DBAP/ DURHAM—Standing right under the snorting Bull just beyond the DBAP’s Blue Monster, a.k.a. the left-field wall, grand poobah Jim Goodmon surveyed the crowd gathered at yesterday’s press conference and led off with, “This is another really great thing that’s coming to downtown Durham.”

The thing in question is a three-year agreement between the Durham Bulls and the Duke University baseball team. Beginning in February of 2010, a new partnership will see the Blue Devils play several series at the Durham Bulls Athletic Park each season for the next three years. The 2010 schedule, which will be released next week, includes games against UNC, Clemson, Miami, Florida State and Virginia, plus a couple of non-conference games TBA. Duke baseball coach Sean McNally and catcher Ryan McCurdy, who both attended yesterday, expressed unalloyed excitement and said all the right things, and why wouldn’t they? The DBAP is a beautifully maintained, gleaming ballpark that holds well over 10,000 fans (the Blue Devils hope to draw at least 2,000 per game); and although there’s nothing wrong with Duke’s own park, this is an upgrade of major proportions. For the next three seasons—more if things go well—there will be ACC baseball at the DBAP to keep up with.
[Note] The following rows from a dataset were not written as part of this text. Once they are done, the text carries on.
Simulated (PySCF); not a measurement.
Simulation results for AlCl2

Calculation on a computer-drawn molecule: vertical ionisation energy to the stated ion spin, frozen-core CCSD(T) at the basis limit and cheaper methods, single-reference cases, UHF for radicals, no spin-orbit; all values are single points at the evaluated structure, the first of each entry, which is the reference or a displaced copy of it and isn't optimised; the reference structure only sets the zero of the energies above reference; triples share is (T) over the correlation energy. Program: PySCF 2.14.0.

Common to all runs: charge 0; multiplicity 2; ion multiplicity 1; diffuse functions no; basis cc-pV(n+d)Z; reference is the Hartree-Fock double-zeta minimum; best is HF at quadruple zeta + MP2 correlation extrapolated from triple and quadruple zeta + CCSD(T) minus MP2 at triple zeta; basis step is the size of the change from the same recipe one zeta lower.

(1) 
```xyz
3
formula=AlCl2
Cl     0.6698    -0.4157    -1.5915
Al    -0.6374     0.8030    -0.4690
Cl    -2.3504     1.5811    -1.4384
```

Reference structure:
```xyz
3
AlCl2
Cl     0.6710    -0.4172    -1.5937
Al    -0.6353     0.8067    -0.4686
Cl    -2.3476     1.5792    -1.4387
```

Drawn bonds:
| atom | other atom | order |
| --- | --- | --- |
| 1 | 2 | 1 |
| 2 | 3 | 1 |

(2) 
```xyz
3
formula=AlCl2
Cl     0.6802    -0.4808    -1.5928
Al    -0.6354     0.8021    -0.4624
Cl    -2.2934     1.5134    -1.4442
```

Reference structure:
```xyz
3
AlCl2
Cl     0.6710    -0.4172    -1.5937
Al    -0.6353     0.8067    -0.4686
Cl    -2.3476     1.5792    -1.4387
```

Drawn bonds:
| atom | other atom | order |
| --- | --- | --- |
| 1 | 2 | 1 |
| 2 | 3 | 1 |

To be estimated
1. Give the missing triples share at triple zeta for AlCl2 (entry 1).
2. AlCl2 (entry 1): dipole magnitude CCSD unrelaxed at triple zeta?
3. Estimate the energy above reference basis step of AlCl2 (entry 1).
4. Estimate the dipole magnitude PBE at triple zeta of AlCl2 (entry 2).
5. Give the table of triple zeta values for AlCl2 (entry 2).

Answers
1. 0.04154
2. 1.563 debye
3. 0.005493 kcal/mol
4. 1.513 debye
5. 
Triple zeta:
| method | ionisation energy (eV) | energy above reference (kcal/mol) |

But make no mistake: although baseball is the motor driving this partnership, the ship in question is downtown Durham itself, which is currently experiencing an astonishing renaissance that just got an extra push. Jim Goodmon was quick to point out that 3,500 people work in the American Tobacco complex’s 900,000 square feet, and they’ll now have an additional entertainment option from February-May, right across the street. “We’re rolling,” Goodmon boasted—he wasn’t talking about the cameras, kids—and then quipped that “Carolina asked first, and I said absolutely not.”

That drew laughs from all, especially Duke University President Richard Brodhead—and it reveals much about the import of the Duke/DBAP marriage that Brodhead and Goodmon both attended the nuptials (Durham Mayor Bill Bell was scheduled to appear, but didn’t). Brodhead, ever the academic, told us that there is in fact a long history shared by the Durham pro and college ballclubs. Way back in 1902, he said, a new squad called the Durham Tobacconists played their very first ballgame against the nine from Trinity College (the ur-Duke) at Duke’s Haynes Field. They split a doubleheader—or, given that they were called the Tobacconists back then, should that be “spit”? In any case, Brodhead said that the Bulls’ invitation was a long overdue reciprocation. “This is a very, very happy day for Duke.”

The idea came from Duke’s Director of Athletics, Kevin White, who hatched the plan while watching a Durham Bulls game back in 2008. He pitched it to Goodmon, but Goodmon thought at the time that it would be too difficult to pull off, especially for groundskeeper Scott Strickland. Goodmon declined, but Duke was persistent, and Strickland and his crew are already well into prepping the field, which gleamed greenly yesterday, for Devils’ feet.

Financially, the partnership is a strict box office split for Duke and the Durham Bulls, said Bulls General Manager Mike Birling. He added that the Bulls had been looking to expand their onfield events for some time now. Although the ACC Tournament, USA Baseball and a handful of musical and other events take place at the DBAP, more is needed—especially with downtown Durham’s boom. “It can’t just be about [the Bulls’] 72 games,” Birling said. So here are 17 more.

More baseball at the DBAP? Baseball in February? More stuff to do in downtown Durham? That’s enough to forgive even the tooth-curdling ping of aluminum bats. Look for Triangle Offense coverage all season long. We’ll certainly be the first to find out whether Duke hires Bulls’ left fielder Jon Weber to teach the Duke outfielders how to play caroms off the Blue Monster.

By the by, Duke isn’t the only local school to play its games in a townie park. The North Carolina Central Eagles can be found at the old Durham Athletic Park in 2010.